A pure soul in a sound body should precede study of mere facts. Locke’s ideas of education are thus described by Quick: “His aim was to give a boy a robust mind in a robust body. His body was to endure hardness, his reason was to teach him self-denial. But this result was to be brought about by leading, not driving him. He was to be trained, not for the university, but for the world. Good principles, good manners, and discretion were to be cared for first of all; intelligence and intellectual activity next; and actual knowledge last of all.... The prevalent drill in the grammar of the classical languages was to be abandoned, and the mother-tongue was to be carefully studied.... In everything the part the pupil was to play in life was steadily to be kept in view.”
And yet to-day, when the editor of one of our magazines proposed that our university students discuss the question, “What order of studies is best suited to fit the average man for his duties in the world of to-day?” or, “What is the relative importance of the various branches of education in fitting a man to secure his own happiness and rendering him a useful citizen and neighbor?” the president of Yale University replied: “Some of the men hesitate to give the official sanction of the university to a debate on short notice on questions of which most of the contestants know very little. Why should not our university students know and choose the practical studies? If they do not know them, why not?”[181]

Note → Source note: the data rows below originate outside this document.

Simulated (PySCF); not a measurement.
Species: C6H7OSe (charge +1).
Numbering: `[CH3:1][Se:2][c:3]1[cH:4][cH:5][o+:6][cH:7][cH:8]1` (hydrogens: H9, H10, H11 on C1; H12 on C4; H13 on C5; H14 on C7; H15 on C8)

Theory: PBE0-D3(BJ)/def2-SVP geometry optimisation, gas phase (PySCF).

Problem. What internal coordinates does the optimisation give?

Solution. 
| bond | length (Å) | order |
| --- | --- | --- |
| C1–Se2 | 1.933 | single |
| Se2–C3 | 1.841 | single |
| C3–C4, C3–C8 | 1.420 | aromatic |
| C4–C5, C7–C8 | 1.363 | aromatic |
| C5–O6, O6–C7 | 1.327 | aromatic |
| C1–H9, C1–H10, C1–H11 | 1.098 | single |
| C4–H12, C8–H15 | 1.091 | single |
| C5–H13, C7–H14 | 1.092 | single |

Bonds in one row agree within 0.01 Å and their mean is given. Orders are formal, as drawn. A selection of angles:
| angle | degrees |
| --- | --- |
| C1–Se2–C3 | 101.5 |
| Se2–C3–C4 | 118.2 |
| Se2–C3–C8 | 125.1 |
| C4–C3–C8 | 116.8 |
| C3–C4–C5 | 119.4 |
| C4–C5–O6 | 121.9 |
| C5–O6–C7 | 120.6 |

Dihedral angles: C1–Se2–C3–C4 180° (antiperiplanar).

Manual training and mathematics
There are educators, however, who are willing to break away from the conservatism of the past, and who advocate a change of methods in the elementary schools. Such are the thoughts presented by the superintendent of public instruction in the State of Michigan, in a manual issued in May, 1900. There is sound sense in the following paragraphs, which will appeal to all who consider the needs of a child’s mind. He says:—
“It is the duty of the schools to produce parallel growths of all the faculties, leaving the pupil free to swing out into the realm of choice with no distorted tastes or shortened powers. The training of the hand ministers to this parallel development.
“We remember when the sciences were taught wholly from the text. Later, the principles of Pestalozzi entered the class room, and we stood open-eyed and open-minded, as the truths of science were demonstrated with the proper apparatus in the hands of the teacher. But to-day Froebel’s idea has taken possession, and the pupil performs the experiment. It is his hand that creates the conditions; it is his eye that watches the changes, his hand that notes them. Science teaching has thus adopted the manual training idea; and such are the results that Latin, Greek, and mathematics are no longer considered as the only intellective subjects for college training.
“What the manual training idea has done for science teaching, it will do for mathematics and other kindred subjects. The dissatisfaction among professional and business men regarding the teaching of practical things in our schools is wide-spread. This is especially true regarding arithmetic, penmanship, spelling, and language. Anyone who doubts this needs but to enter the business places of his own city and make inquiry. There is a well-grounded feeling that in the mastery of arithmetic is a discipline closely allied to that needed in the activities of life; and when a father discovers that his child of sixteen or seventeen years has no idea of practical business questions and little skill in analytical processes, he justly charges the school with inefficiency. The difficulty, however, is that the pupil has had no opportunity to sense arithmetic. To him measurements and values are indefinite ideas. He commits facts to memory, and blindly tries to work out problems. If his memory and imagination are good, he stands well, and receives a high mark. But still the work is vague; it does not touch his life or experience; it has no meaning. Put that pupil into a manual-training school,—the boy in the shop, the girl in the kitchen [practical experience has demonstrated that the girl has a place in the shop also],—and at once mathematical facts become distinct ideas.
“Step into the shop of a manual-training school [or step into the well-ordered kitchen], and observe the boy with a project before him. What are the steps through which his mind must bring him to the final perfection of the work.
“First, he must give the project careful study.
“Second, he must design it and make a drawing of it. This at once puts mathematics into his hand as well as his head. He must use square, compass, try-square, and pencil. Exact measurements must be made, divisions and subdivisions calculated, lines carefully drawn.